[<prev] [next>] [<thread-prev] [day] [month] [year] [list]
Message-ID: <CAEf4Bza+5puzEwyqym0eVZ=nGucSOWLwozBVMqpSwysob_8DvQ@mail.gmail.com>
Date: Sat, 3 Aug 2019 09:56:00 -0700
From: Andrii Nakryiko <andrii.nakryiko@...il.com>
To: Alexei Starovoitov <alexei.starovoitov@...il.com>
Cc: Andrii Nakryiko <andriin@...com>, bpf <bpf@...r.kernel.org>,
Networking <netdev@...r.kernel.org>,
Alexei Starovoitov <ast@...com>,
Daniel Borkmann <daniel@...earbox.net>,
Yonghong Song <yhs@...com>, Song Liu <songliubraving@...com>,
Kernel Team <kernel-team@...com>
Subject: Re: [PATCH v3 bpf-next 02/12] libbpf: implement BPF CO-RE offset
relocation algorithm
On Sat, Aug 3, 2019 at 9:26 AM Alexei Starovoitov
<alexei.starovoitov@...il.com> wrote:
>
> On Fri, Aug 02, 2019 at 11:30:21PM -0700, Andrii Nakryiko wrote:
> >
> > No, not anonymous.
> >
> > struct my_struct___local {
> > int a;
> > };
> >
> > struct my_struct___target {
> > long long a;
> > };
> >
> > my_struct___local->a will not match my_struct___target->a, but it's
> > not a reason to stop relocation process due to error.
>
> why? It feels that this is exactly the reason to fail relocation.
> struct names matched. field names matched.
> but the types are different. Why proceed further?

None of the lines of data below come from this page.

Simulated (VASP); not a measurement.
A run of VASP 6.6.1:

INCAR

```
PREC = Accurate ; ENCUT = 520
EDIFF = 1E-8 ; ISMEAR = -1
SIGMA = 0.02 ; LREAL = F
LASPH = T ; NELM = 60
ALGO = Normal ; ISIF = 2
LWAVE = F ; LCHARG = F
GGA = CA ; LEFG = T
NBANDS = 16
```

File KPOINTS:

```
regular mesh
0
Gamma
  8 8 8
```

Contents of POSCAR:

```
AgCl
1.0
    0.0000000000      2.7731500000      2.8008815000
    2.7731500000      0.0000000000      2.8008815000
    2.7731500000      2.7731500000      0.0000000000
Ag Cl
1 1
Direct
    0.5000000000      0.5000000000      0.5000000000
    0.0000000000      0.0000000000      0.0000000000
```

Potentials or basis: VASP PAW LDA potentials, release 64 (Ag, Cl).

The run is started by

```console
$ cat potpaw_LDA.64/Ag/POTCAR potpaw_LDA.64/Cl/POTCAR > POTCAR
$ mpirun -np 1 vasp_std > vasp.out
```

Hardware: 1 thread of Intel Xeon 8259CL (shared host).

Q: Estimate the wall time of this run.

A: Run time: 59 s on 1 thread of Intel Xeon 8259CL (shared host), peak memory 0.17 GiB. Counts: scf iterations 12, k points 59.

Because it can be accidental name collision. Think about two different
ring_buffer structs, let's say they have some field with the same
generic name, but different types, e.g., id (I'm making everything up,
except the fact that there are two different ring_buffers in kernel):
struct ring_buffer {
int id;
int extra_field_a;
/* tons of other fields */
};
struct ring_buffer {
char id[16];
int extra_field_b;
/* other stuff */
};
If BPF app expects to read first ring_buffer's id (of int type), that
relocation will still be tried against both, because there is no way
to know which one was originally intended. But because type matched
for only one of them, then that one is the chosen candidate.
Now, if both ids were int, then we would have two matching candidates,
and then two situations are possible:
1. Offsets of that field match. Then it doesn't matter, we still
successfully relocate.
2. Offsets don't match - that's an error, because we can't figure out
correct relocation. Program loading will fail in that case.
But in situation 2, if there was another relocation for ring_buffer
(for another field), and that field was matched against only one of
the structs, then that one struct would be chosen only.
So in general, I try to postpone failure as much as possible, because
there could be "accidental" name matches. This is not a failure, until
we have ambiguity or failed to find any matching candidate, that
satisfies **all** field relocations.
>
> Also what about str->a followed by str->b.
> Is it possible that str->a will pick up one flavor when str->b different one?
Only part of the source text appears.